Question

If we need a magnification of $375 $ from a compound microscope of tube length $150 \,mm$ and an objective of focal length $5\, mm$, the focal length of the eye-piece, should be close to :

• A. $22\, mm$
• B. $12 \,mm$
• C. $33\, mm$
• D. $2 \,mm$

Answer 1

The Correct Option is A

To determine the focal length of the eyepiece needed for a compound microscope, we first use the formula for the total magnification of a compound microscope:

M = \left(\frac{L}{f_o}\right) \cdot \left(\frac{D}{f_e}\right)

where,

• M is the total magnification (375 in this case),
• L is the tube length of the microscope (150 mm),
• f_o is the focal length of the objective lens (5 mm),
• D is the least distance of distinct vision, commonly taken as 250 mm for a relaxed eye,
• f_e is the focal length of the eyepiece, which we need to find.
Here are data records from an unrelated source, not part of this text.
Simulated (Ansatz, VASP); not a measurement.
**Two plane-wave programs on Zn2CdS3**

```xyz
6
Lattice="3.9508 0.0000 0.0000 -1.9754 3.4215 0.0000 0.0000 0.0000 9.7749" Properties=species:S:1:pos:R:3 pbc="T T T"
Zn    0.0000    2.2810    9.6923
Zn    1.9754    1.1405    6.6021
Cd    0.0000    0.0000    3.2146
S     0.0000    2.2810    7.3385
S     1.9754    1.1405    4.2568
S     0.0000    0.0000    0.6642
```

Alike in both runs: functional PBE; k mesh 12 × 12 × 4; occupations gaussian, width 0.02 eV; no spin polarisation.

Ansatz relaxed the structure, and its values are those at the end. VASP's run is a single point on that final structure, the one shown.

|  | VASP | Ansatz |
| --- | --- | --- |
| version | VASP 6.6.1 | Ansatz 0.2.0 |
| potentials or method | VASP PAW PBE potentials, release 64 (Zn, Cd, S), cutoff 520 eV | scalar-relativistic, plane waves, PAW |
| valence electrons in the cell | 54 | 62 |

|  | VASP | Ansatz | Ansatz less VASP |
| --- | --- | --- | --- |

Rearranging the formula to solve for f_e, we get:

f_e = \frac{L \cdot D}{M \cdot f_o}

Substituting the given values:

f_e = \frac{150 \times 250}{375 \times 5}

Simplifying the expression, we have:

f_e = \frac{37500}{1875} = 20 mm approximately

However, due to the closeness of practical choices and rounding, this question intends to choose the closest available option,

Therefore, the focal length of the eyepiece should be close to 22\, mm.

Hence, the correct answer is 22\, mm.